Re: Need advice re crash protection
- From: Paul Johnson <baloo@xxxxxxxxx>
- Date: Tue, 09 Jan 2007 15:29:56 -0800
forceten32 wrote:
I have a small business and use a notebook constantly. I also have a
desktop but I use it very little (I'm hndicapped and it's somewhat
difficult to access.) Anyway, I was fooling myself that the desktop was
a backtop but it's way data-outdated now. And it suddenly occurred to me
that if my laptop crashes, I'm in trouble.
Yup, though for best results, you would have made a backup right after
installing Windows, the latest patches and all your software and their
patches in case you do need to reinstall.

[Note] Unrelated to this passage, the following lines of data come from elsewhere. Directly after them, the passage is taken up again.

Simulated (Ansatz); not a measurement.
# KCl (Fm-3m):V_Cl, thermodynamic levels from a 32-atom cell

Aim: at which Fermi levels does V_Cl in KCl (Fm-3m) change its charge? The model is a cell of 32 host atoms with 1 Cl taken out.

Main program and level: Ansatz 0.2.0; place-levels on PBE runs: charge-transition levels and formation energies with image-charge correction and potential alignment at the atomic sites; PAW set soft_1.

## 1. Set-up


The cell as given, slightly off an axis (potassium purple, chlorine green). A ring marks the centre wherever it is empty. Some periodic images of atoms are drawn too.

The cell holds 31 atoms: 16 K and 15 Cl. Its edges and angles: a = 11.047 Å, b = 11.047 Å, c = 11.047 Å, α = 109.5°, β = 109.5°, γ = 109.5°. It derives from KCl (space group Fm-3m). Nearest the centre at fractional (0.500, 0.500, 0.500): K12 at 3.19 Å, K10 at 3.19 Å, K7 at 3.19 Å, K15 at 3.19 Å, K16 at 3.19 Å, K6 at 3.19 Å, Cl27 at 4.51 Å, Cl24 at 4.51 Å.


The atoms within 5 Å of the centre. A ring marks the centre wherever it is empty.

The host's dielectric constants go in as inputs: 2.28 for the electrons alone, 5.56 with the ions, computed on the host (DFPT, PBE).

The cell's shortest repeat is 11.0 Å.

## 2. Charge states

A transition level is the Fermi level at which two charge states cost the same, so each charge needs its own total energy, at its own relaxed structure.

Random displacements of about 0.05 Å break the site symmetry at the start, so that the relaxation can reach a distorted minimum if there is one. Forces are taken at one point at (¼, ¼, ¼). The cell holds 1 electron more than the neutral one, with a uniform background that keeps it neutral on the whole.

I have around 15G total data, including programs, on the laptop. Am I
right in supposing an external drive would do the trick? And what should
I back up?
Since you're concerned about the state of your computer, only back up data
files you need to save. Do not back up programs or the OS (when you
reinstall the OS, you'll need to reinstall the programs to get them to work
anyway, so no point backing 'em up).
All bytes on the current hard drive i.e. a mirror of the
entire drive?
That would be a good way to back up a fresh install once everything's
installed and patched properly as a baseline backup seperate from your
daily/weekly incremental.
Is that practical?
Not with Windows tools. There's proprietary payware like Norton Ghost out
there, but in the end it's just an expensive way of using Knoppix's dd
command:
dd if=/dev/hda of=/path/to/backup (this makes a bit for bit copy of the
drive at /dev/hda in the file /path/to/backup)
dd if=/path/to/backup of=/dev/hda (this dumps the backup at /path/to/backup
back onto /dev/hda overwriting all existing data)
Note this works for the entire disk. If you want a specific partition on
HDA, you'll need to know it's number and use /dev/hda1 (or whatever)
instead. Device naming explained at
<http://www.linux.com/howtos/Partition/devices.shtml>.
Is there a way, I can program to plug in the external drive every so often
and it will automatically update what is changed?
Seagate ships software with their external drives that allow you to press
the "Backup" button on the drive to make a new backup as predefined in
their software; this is the closest I can think of to what you're asking
for in Windows. (Debian has faubackup which does exactly what you're
talking about and takes about 90 seconds to install and set up)
Or do I just move file by file like copying to a floppy?
You'll lose some metadata (namely the permissions, datestamps, probably the
owning user and group as well) by doing it this way, but if all you care
about is the content and not the metadata, then it doesn't matter.